EX-3.47 56 v193470_ex3-47.htm
BYLAWS OF
QUESTAR IMAGING, INC.

ARTICLE I. MEETING

Section 1 Annual Meeting. The annual meeting of the shareholders of this Corporation shall be held on March 1, of each year or at such other time and place designated by the Board of Directors of the Corporation. Business transacted at the annual meeting shall include the election of Directors of the Corporation. If the designated day shall fall on a weekend or legal holiday, then the meeting shall be held on the first business day thereafter.

Section 2. Special Meetings. Special meetings of the Shareholders shall be held when directed by Chairman, President or Secretary of the Corporation, or when requested in writing by the holders of not less than all the shares entitled to vote at the meeting. A meeting requested by shareholders shall be called for a date not less than ten (10) nor more than sixty (60) days after request is made, unless the shareholders requesting the meeting designate a later date. The call for the meeting shall be issued by the Secretary, the President, a majority of Shareholders, the Board of Directors, or such other person as designated by any of the same.

Section 3. Place. Meetings of Shareholders shall be held at the principal place of business of the Corporation, the law office representing the Corporation or at such other place as may be designated by the Board of Directors.

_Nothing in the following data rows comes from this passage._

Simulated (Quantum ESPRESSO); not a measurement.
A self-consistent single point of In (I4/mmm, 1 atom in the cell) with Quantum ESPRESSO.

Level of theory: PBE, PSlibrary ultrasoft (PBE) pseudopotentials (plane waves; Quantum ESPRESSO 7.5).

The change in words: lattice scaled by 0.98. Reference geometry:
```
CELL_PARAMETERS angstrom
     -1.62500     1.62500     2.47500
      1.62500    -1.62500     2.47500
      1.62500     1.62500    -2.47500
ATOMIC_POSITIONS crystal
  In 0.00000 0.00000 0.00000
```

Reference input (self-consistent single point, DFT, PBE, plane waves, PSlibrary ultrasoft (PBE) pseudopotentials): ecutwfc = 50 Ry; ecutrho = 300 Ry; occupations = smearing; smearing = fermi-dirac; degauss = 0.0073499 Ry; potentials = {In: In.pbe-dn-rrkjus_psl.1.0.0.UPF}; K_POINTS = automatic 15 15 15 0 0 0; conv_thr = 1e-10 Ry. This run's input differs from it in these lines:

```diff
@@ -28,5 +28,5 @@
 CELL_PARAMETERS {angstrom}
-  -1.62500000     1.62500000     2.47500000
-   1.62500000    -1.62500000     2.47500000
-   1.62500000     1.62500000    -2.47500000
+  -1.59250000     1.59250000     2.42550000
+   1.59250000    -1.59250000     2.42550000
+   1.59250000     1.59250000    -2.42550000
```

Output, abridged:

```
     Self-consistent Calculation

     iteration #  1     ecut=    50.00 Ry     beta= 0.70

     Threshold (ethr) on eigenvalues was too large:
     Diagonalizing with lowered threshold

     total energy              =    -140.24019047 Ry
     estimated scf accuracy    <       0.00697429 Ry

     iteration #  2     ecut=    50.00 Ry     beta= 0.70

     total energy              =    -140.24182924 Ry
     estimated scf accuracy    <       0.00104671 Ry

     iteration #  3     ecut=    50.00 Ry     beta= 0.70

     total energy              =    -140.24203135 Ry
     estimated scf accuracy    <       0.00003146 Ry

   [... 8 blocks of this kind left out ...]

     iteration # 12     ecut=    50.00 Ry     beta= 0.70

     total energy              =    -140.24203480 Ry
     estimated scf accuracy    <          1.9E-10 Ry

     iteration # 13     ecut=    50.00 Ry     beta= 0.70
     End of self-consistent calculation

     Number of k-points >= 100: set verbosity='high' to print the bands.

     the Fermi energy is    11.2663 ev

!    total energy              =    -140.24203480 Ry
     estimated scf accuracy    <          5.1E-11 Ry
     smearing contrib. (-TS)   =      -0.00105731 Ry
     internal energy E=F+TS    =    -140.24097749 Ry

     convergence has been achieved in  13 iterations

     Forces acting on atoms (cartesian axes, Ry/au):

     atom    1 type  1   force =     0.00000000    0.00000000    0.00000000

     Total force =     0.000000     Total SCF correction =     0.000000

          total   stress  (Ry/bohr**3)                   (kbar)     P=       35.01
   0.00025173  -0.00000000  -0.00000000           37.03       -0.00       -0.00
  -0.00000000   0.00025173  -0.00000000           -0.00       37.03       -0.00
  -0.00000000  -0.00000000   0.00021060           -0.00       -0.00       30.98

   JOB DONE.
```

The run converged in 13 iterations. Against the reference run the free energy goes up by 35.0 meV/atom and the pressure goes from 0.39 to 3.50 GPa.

Section 4. Notice. Written notice stating the place, day and hour of the meeting and, in the case of a special meeting, the purpose or purposes for which the meeting is called, shall be delivered not less than ten (10) nor more than sixty (60) days before the meeting, either personally or by first class mail, by or at the direction of the President, the Secretary or the officer or persons calling the meeting, to each Shareholder of record entitled to vote at such meeting. If mailed, such notice shall be deemed to be delivered when deposited in the United States mail, prepaid and addressed to the Shareholder at his address as it appears on the stock transfer books of the Corporation.
 
 
 

 
 
Section 5. Notice of Adjourned Meeting. When a meeting is adjourned to another time or place, it shall not be necessary to give any notice of the adjourned meeting if the time and place to which the meeting is adjourned are announced at the meeting at which the adjournment is taken. At the adjourned meeting, any business may be transacted that might have been transacted on the original date of the meeting. However, if after the adjournment the Board of Directors fixes a new record date for the adjournment meeting, a notice of the adjourned meeting shall be given as provided in this Article to each Shareholder of record.

Section 6. Shareholder Quorum and Voting, A unanimous representation of the shares entitled to vote, represented in person or by proxy, shall constitute a quorum at a meeting of Shareholders. If quorum is present, the affirmative vote of all of the shares represented at the meeting and entitled to vote on the subject matter shall be the act of the Shareholders, unless otherwise provided by law.

Section 7. Voting of Shares. Each outstanding share shall be entitled to one vote on each matter submitted to a vote at a meeting of Shareholders.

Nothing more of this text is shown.